Finally Singapore's nightlife industry has an association to call its own.
The arrival of the newly formed Singapore Nightlife Business Association comes at a crucial time, given how much the industry has changed over the past decade and especially in the light of recent changes in regulations that seem to have caught it flat-footed.
The multibillion-dollar nightlife industry now has a collective voice, and some lofty targets. The association wants not only to be the first port of call for consultation on regulatory issues, but also to give the industry a classier image by beefing up service standards and introducing an accreditation framework for nightlife business owners.
The association, the first of its kind since 2006, is not an informal banding of a few heavyweights. It is a proper grouping of 10 industry veterans representing all sectors of nightlife, from commercial dance clubs to restaurant-bars and even Chinese hostess clubs.

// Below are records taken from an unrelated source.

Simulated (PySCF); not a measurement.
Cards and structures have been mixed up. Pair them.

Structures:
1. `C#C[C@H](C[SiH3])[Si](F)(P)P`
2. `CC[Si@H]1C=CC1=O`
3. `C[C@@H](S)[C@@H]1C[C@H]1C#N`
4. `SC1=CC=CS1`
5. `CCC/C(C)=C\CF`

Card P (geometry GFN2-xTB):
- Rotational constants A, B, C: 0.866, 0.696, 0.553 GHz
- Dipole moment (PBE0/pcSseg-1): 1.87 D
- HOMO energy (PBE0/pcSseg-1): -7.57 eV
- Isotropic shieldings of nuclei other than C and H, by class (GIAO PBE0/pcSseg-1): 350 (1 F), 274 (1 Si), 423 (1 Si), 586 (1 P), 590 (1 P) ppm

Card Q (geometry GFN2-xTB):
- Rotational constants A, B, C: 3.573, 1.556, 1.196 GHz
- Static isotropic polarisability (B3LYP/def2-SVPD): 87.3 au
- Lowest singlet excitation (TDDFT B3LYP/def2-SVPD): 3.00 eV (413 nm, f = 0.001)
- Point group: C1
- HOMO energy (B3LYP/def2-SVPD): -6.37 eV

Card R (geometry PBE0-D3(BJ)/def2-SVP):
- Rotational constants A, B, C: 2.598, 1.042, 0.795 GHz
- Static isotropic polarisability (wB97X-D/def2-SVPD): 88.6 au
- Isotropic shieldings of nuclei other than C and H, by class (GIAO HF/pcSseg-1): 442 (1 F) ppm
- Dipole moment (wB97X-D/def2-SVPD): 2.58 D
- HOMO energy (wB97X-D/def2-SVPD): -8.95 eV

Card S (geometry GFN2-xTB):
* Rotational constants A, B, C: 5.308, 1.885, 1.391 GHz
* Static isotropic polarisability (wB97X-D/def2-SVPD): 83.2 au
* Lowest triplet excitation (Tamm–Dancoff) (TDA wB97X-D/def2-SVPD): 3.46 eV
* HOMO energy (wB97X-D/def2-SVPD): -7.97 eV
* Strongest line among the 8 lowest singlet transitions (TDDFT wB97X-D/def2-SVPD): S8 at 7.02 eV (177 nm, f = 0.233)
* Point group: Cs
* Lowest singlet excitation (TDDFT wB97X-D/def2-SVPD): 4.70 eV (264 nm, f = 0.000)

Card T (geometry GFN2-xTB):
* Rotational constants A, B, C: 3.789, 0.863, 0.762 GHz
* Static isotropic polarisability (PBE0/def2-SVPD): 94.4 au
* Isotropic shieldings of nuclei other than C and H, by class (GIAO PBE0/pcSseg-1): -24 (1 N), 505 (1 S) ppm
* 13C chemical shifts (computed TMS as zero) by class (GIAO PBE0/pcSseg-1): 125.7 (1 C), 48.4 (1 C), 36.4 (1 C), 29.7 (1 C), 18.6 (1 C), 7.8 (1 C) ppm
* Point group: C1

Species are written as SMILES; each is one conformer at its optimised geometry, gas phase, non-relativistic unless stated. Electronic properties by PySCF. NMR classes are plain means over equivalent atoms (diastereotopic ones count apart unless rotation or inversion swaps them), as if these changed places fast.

But whether this association will deliver on its promises will depend on the cohesiveness and support its members lend one another. It has the potential for real clout in helping to mould the laws and policies governing the industry.
Although it is not a watchdog with punitive powers, it has the critical mass to kick-start dialogues with regulatory bodies.
Already, it has plans to propose changes to the licensing conditions for public entertainment outlets, and is talking to the Ministry of Manpower (MOM) about concessions for quotas in hiring foreign entertainers in nightclubs.
At the same time, the cumulative wealth of knowledge and experience of the committee's members will be a useful repository of information for new players to tap into when needed.
A similar association was formed in 1995 when big-time club operators and show promoters came together to coordinate their say on matters relevant to them.
The Association of Entertainment Organisations (AEO) was a 500-member group spearheaded by 11 high-fliers in the industry, including Mr Dennis Foo, the then chief operating officer of Europa Holdings; Mr Deen Shahul, managing director of Nova Entertainment, which ran former popular nightspots Fire and Sparks discos; Mr Fabrice de Barsy of Fabrice's World Music Bar; and show promoter Victor Sassoon of Sunvic Productions.
The association covered pubs, lounges, discos, restaurants and show promoters, and was active for about 10 years.
Among its early accomplishments was to successfully negotiate a 30 per cent discount on a licence for karaoke video tapes and laser discs from the Singapore Phonogram and Videogram Association of recording companies.
The association also met regularly with immigration officials and the police to help club and pub owners secure work permits for foreigners more quickly and improve on providing good, clean entertainment.
But with the closure of several nightlife outlets over the years, the association soon weakened. It folded by 2006 for a lack of people to run it.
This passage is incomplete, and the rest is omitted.